Dive Brief:
- Old Dominion Freight Line has been limiting the number of heavy, large, "harder-to-handle" shipments in its network, CFO Adam Satterfield said during an earnings call Wednesday. Limits were set mainly through pricing actions, and they targeted shipments that are typically more transactional, Satterfield said.
- "We increased these efforts during the second quarter, given the ongoing tightness in our industry, to preserve capacity for our customers' traditional LTL shipments," Satterfield said of the limits. Fleet capacity is lagging volumes, and Old Dominion is continuing to use third parities to supplement operations.

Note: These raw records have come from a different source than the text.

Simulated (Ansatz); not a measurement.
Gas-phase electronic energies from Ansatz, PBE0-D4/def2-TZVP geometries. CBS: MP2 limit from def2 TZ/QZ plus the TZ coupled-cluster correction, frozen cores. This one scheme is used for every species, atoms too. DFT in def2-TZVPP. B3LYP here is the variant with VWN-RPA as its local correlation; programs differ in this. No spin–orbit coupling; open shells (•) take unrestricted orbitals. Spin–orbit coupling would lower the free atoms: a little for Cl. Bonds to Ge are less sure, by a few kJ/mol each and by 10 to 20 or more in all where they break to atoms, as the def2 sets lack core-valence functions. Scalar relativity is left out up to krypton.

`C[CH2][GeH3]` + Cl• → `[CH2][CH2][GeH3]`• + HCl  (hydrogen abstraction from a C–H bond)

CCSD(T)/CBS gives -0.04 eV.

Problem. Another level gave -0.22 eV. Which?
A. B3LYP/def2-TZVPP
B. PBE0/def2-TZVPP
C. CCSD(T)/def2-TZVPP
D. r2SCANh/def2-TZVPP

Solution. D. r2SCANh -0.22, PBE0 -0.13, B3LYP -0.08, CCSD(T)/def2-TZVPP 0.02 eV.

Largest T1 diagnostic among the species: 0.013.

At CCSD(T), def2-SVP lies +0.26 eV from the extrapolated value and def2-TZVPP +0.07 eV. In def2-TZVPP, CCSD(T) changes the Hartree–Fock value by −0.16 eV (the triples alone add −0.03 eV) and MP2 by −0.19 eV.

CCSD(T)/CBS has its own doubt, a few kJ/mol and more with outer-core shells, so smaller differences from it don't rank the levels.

- LTL revenue per hundredweight increased 10.3% in the quarter YoY, excluding fuel surcharges, which points to improvement in yield and changes in freight mix, Satterfield said.
Dive Insight:
CEO Greg Gantt reiterated that Old Dominion views capacity in three ways: door capacity, fleet and equipment, and people.
The company has been strategically investing in facilities for years, estimating there's currently 15%-20% of excess service-center capacity in its network.
The other two capacity pieces have presented challenges, Gantt said. But Old Dominion is prepared to tackle those, as it anticipates current demand trends will continue into next year, he added.
"We believe the domestic economy is strengthening for both our industrial- and retail-related customers, and we expect additional growth and volumes based on current economic forecasts, as well as customer feedback," Gantt said.
One boon to LTL has been spillover freight from the TL market. But that freight isn't necessarily sticky, especially looking ahead to next year.
That's "the exact reason why we've taken the actions that we have to protect our capacity now to support our customers' traditional LTL shipments," Satterfield said.
TL spillover is usual handled by Old Dominion's spot quote system, and it typically represents 3%-5% of revenue, Satterfield said. Since Old Dominion has pulled back from that freight, it's now at less than 1%, he said. The company also has a TL brokerage operation that existing LTL customers can use.
"We want to make sure that we're protecting our customers and giving them what they need, but there's no reason for us to tie up capacity with these transactional type loads that are here today and gone tomorrow. We want to make sure that we're doing the right thing and protecting the market share that we have that will be with us for the long term," he said.
Old Dominion has been hearing panic from its customers concerning the tight capacity sooner than expected, Satterfield said. Old Dominion's peak season occurs in Q3, particularly in September, Gantt said.
"We want to make sure that we're paying more attention to our traditional LTL shippers — that we're protecting our service and capacity for them ― as we continue to get feedback that they need capacity. Industry capacity is tight," Satterfield said.
Tight capacity has squeezed many fleets, prompting them to prioritize freight and add fees. J.B. Hunt, for example, levied accessorial charges as its intermodal segment became more congested.
Satterfield said competitors' accessorial charges doesn't necessarily impact Old Dominion. A strong pricing environment, like what's occurring now, lifts everyone, he said. But Old Dominion has a "differentiated approach to price," he added.
Old Dominion looks at cost inflation, and then targets the increases in revenue per shipment to generate a cost-plus pricing.
"With that said, each account must stand on its own from an individual profitability standpoint. And so we look at each account on an individual basis, and what the cost inputs are for that particular account, and what our pricing needs to look like to provide an appropriate return for us. And I think we've got really good consistency across our book of business," Satterfield said.
Cost-plus pricing is important to being able to expand capacity, which is the cornerstone of Old Dominion's strategy. The company has expanded its door count over the last decade by more than 50%, supported by a roughly 50% improvement in shipments per day over that same time frame, Satterfield said.